Middle East Roundtable /
Don't turn Likud into Labor:
An interview with Uzi Landau
bitterlemons: You led the campaign in the Likud Central
Committee to reject Labor as a coalition partner. Is this only because of
Prime Minister Ariel Sharon's disengagement plan?
Landau: Our rejection of Labor is not just with respect to
disengagement. Labor joining the government would mean a dramatic change in
the government's economic and growth stimulation policy. In the political
and security context it would mean first, as Labor states, that
disengagement in Gaza and northern Samaria would be just the beginning, they
would press for additional evacuation of the rest of the settlements in
Judea and Samaria and Jerusalem and a return to the 1967 lines that Abba
Eban once described as Auschwitz borders. Secondly, Labor joining would mean
a change in the policy of combating terrorism. [Labor leader Shimon] Peres
opposed the targeted killing of Ahmed Yassin, the Hamas leader. So this
would be an unacceptable and negative change.
bitterlemons: Shinui also favors disengagement and
renewing negotiations. Why not seek to remove it too from the coalition?
Landau: Shinui is more of a moderate party than Labor. A
year ago [then Labor leader Amram] Mitzna proposed unilateral disengagement;
Shinui was against it. Since then they've endorsed the Sharon version of
disengagement, but they have a different agenda from Labor.

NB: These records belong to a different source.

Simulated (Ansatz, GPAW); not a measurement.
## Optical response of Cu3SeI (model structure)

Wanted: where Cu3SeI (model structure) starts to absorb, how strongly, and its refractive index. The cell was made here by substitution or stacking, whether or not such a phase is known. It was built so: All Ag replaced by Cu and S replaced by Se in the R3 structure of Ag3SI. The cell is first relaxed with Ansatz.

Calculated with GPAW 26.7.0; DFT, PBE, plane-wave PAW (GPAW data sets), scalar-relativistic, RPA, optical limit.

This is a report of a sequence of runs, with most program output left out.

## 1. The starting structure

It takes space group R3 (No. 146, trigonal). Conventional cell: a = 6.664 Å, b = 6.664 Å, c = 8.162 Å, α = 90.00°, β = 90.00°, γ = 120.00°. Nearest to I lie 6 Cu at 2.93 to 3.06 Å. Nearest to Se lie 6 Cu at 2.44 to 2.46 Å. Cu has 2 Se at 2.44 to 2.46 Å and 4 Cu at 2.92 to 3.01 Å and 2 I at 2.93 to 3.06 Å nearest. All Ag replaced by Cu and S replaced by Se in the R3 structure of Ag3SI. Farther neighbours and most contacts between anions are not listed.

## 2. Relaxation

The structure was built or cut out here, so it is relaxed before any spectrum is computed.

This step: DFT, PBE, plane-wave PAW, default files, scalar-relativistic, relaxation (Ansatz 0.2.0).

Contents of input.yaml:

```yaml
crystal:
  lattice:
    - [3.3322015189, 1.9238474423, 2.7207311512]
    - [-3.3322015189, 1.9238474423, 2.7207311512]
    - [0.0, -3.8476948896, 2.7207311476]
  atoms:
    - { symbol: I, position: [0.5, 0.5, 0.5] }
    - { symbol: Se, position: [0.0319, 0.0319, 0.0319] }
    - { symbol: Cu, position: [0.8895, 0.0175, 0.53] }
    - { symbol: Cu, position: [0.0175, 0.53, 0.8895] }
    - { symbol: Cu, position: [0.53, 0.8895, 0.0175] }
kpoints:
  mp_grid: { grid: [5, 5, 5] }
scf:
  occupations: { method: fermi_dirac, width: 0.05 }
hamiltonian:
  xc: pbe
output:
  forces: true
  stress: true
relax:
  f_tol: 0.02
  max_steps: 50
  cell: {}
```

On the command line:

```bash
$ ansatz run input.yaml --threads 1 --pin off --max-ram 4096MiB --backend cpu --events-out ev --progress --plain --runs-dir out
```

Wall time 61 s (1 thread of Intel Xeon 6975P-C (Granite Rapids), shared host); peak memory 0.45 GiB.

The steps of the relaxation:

bitterlemons: What is your alternative? Are you
implying that you accept limited disengagement, but without Labor?
Landau: I haven't suggested limited disengagement. I'm not
opposed to compromise when it comes to final peace. Our opposition to
disengagement is because when you're in a war you want to win the war and
dismantle the terrorist organizations. We have [US President George W.]
Bush's support for this position. Only after that is it time to speak about
concessions. Now is not the time to speak about compromise. I claim Judea
and Samaria as my homeland. When peacetime comes we'll discuss it.
bitterlemons: What, indeed, is your vision of an
Israeli-Palestinian peace agreement?
Landau: It's premature to speak of a more detailed
approach. One precondition is the total dismantling of terrorism and
replacing the current Palestinian Authority by something new, a leadership
that can speak freely of peace with us. Then there must be an interim period
of 3-5 years, with US, European and perhaps Arab help, to develop a new
framework of a future Palestinian entity and democratic rules for electing
its leadership and developing a way to live side by side, day by day.
bitterlemons: Turning briefly to the fence, Sharon
appears to be moving it back toward the green line, under pressure from the
courts and the international community.
Landau: Of course I'm against a fence creeping to the
green line; it has no security logic, only left wing logic. I've no problem
with Sharon's original concept, which had nothing to do with politics.
Incidentally, I'm the first minister who called for a fence to stop
terrorism and the ongoing influx of Palestinians across the green line. The
fence would have been on a security line, not the green line. It is a
mistake on our part not to appeal again to the High Court of Justice and
make clear that its decision is a major mistake, that it has invaded an area
of reasoning that should be the privilege of the government.
bitterlemons: Having dealt a blow to Sharon's plans for
a disengagement coalition, how do you view his options?
Landau: I don't know what option he'll choose. But
political reality must be a major factor influencing him. The majority of
the Likud constituencies and central committee members made it clear that
Labor should not be in, though not because we delegitimize Labor and its
policies. I simple reject the attempt to turn the Likud into Labor.
I think the present coalition can continue to rule and can
be enhanced, relying on the stabilizing tools regarding constructive no
confidence votes [that the Knesset instituted a few years ago]. In this way
the Likud would follow the mandate received from its constituency.
bitterlemons: Repeated Likud governments have suffered
from schisms on their right wing that have ultimately led to their electoral
defeat. Is that what we're seeing now?
Landau: A schism now could weaken the right. I hope this
will not be the case and that we will learn the lessons of the past. We have
a great responsibility. A good part of our struggle is within the realm of
democratic norms of government and party behavior in a democratic country.
This is not just [a matter of] Sharon accepting party decisions. There was a
clear Likud election commitment not to disengage unilaterally and to
compromise only at the peace negotiating table after we've won the fight
against terrorism. Now Sharon wants to do what Mitzna promised. He rejects
the Likud referendum decisions and [those of the] central committee, the
supreme organ of the Likud.
In our central committee the majority eventually chose not
to give into the pressure of the party apparatus even though it's easier to
go along with the power of those who lead the party. For me this is a great
hope in a time when more and more in our political arena are motivated by
different interests. I heard [Yahad Party leader] Yossi Beilin speak in
similar terms: in a democracy you have to follow the decisions of your party
institutions. These are the democratic rules of the game you have to follow.
MK Uzi Landau (Likud) is minister without portfolio in
the Sharon government, in charge of overseeing Israel's intelligence
community and preparing the US-Israel strategic dialogue.